If you’re ever listening to country radio, try counting how long it takes you to hear more than one song sung by a female singer .. On average, it takes a little more than an hour. Rarely, will you ever get to hear two female tracks played back to back on country radio.
If you’re wondering why that is, I’m sorry, but I honestly don’t have an answer. It’s the industry. It’s the machine. It’s society. Or all of the above. I don’t know for sure, and it literally devastates me. It shatters my soul because there’s no good reason as to why it’s like that for female artists, but I do have this hint of hope about it, and the people fueling it are called The Highwomen.
I was inspired by my daughter, I think, because she was starting to show signs of wanting to play music, maybe, when she grows up and so I thought the worst thing that could happen would be that she would go for country because there are only currently two women’s voices that you can actually hear on the radio.
– Amanda Shires –
Grammy Award-winning artists Amanda Shires, Maren Morris, Brandi Carlile, and Natalie Hemby are The Highwomen, and their mission is simply to bring more women to the forefront of country music – and when I tell you this is something I have wanted to talk about for a long time, I mean it’s something I have wanted to talk about for a long time.

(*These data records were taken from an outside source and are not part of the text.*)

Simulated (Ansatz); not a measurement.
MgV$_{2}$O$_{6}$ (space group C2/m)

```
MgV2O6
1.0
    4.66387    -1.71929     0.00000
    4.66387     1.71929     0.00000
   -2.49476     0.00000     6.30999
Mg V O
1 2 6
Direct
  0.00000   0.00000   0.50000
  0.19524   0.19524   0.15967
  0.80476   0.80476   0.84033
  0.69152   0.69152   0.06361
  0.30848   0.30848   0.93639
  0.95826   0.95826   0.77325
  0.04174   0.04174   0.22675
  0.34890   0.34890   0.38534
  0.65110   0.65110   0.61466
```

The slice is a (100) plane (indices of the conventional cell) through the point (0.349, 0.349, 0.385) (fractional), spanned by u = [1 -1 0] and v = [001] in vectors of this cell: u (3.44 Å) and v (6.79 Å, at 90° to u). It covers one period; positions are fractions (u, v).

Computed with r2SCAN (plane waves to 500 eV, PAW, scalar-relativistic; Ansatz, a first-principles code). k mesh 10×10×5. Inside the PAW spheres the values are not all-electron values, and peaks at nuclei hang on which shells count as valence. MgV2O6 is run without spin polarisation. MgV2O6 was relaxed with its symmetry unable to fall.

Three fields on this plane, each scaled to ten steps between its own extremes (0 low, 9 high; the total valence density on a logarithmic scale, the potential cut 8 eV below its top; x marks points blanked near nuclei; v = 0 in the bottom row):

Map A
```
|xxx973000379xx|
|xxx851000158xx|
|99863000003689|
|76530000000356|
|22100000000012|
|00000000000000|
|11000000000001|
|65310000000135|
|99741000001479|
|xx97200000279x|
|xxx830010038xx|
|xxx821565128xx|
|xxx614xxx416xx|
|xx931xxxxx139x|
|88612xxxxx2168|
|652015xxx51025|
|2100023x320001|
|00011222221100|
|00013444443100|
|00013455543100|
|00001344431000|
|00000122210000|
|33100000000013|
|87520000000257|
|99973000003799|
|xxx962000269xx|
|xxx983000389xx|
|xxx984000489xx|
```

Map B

Watch – Redesigning Women by The Highwomen
There are so many hidden talents that belong to so many beautiful and inspiring women who live and work around Nashville that deserve to be heard just as loud as any male artist on country radio.
This post isn’t gonna be me asking you to listen to country music, and it’s not gonna be me slamming male country singers. It’s also not an album review. It’s just gonna be me letting you know about their names. How we need The Highwomen. We’ve needed The Highwomen, and I thank the universe. I just wanna have this conversation. Why did it take so damn long?
Say what you want. They’re not The Highwaymen. Of course not. Like what did you expect? We already know Cash, Jennings, Nelson, and Kristofferson forged outlaw country, and that’s cool. Don’t get me wrong. There are male country artists out there who have written songs that I credit with saving my life, but I know there has to be more out there. I’m tired.
Country music was the first genre of music that I began to love for myself, and after years of growing up with iconic female voices, I can’t help but think that there just has to be more. There has to be more, and the fact is, there are. They’re just not ever played on air. They’re not invited to the forefront of major events. They’re second in a genre where men have always been first, and that’s fine, but like … It’s 2019.
What I love about these four women is that they’ve taken it upon themselves to spend parts of their amazing careers dedicated to helping front a different kind of future for up and coming female country artists, and they’re doing it with love, and grace, and confidence. They refuse to do “Men suck,” songs, and I love that because that’s not the conversation we’re trying to have. It’s just – we’re here, and we want you to listen to us too.
We were just talking about women; women’s stories and women in country music, women in Nashville, girls we knew and the fights that they had. The next thing you know, it’s like, boom, “Crowded Table,” boom, “Redesigning Women.” We were spinning.
– Brandi Carlile –
Maren Morris released her debut single, “My Church,” independently, and it peaked to number one, just like her album Hero did, and like her pop-crossover song “The Middle” did.
Amanda Shires won a Grammy for BEST AMERICANA ALBUM being absolutely phenomenal at fiddle playing for her work with Jason Isbell and the 400 Unit’s The Nashville Sound.
Brandi Carlile released By The Way, I Forgive You which I would argue was one of the most beautiful collections of music put out in 2018 and I saw barely anybody talking about it but at least she won this year’s Grammy for BEST AMERICANA for it.
You’ve probably never heard her name before, but you wouldn’t believe how many songs Natalie Hemby’s penned that also lives on Grammy Award-winning albums.
I’m not saying I want every female country singer out their winning Grammys. I’m saying they’re doing great – like breathtakingly successful, and nobody talks about it. They’re winning Album of the Year awards and not getting airplay. What the hell – and it’s not about getting recognition. It’s about the opportunity.
They play me, but when you compare it to some of my male peers, it’s pretty staggering still – and I’m one of the few lucky girls that gets played on country radio. We’re just trying to change that.
– Maren Morris –
That’s The Highwomen. I love them. I’m grateful for them, and I’ll probably defend them until I die, and I can guarantee you there are more with the heart and soul and drive just like theirs out there. If only they were given the platform to be just as loud. It’s the conversation I’m going to keep talking about – the one about inclusivity in gender and race in country music – and it’s one I’m not going to let die. I’ve grown up loving country music off the coast of California, so if you wanna talk about not letting things die … but I feel like maybe that’s something we should save for another day.
“Old Soul” is my favorite song off the album because it’s the one that’s me, and it’s the one that made me cry.
I don’t fall in love every other minute
I don’t mind it taking its sweet time
I just know I’ll know it when I see a
Soul like mine
I know this is real bold of me to say, and I’m not talking like I know but I just feel like the legends like Dolly Parton, Loretta Lynn, Patsy Cline, Lucinda Williams might honestly be SO proud of these four. The harmonies. The mission. The music. The necessity.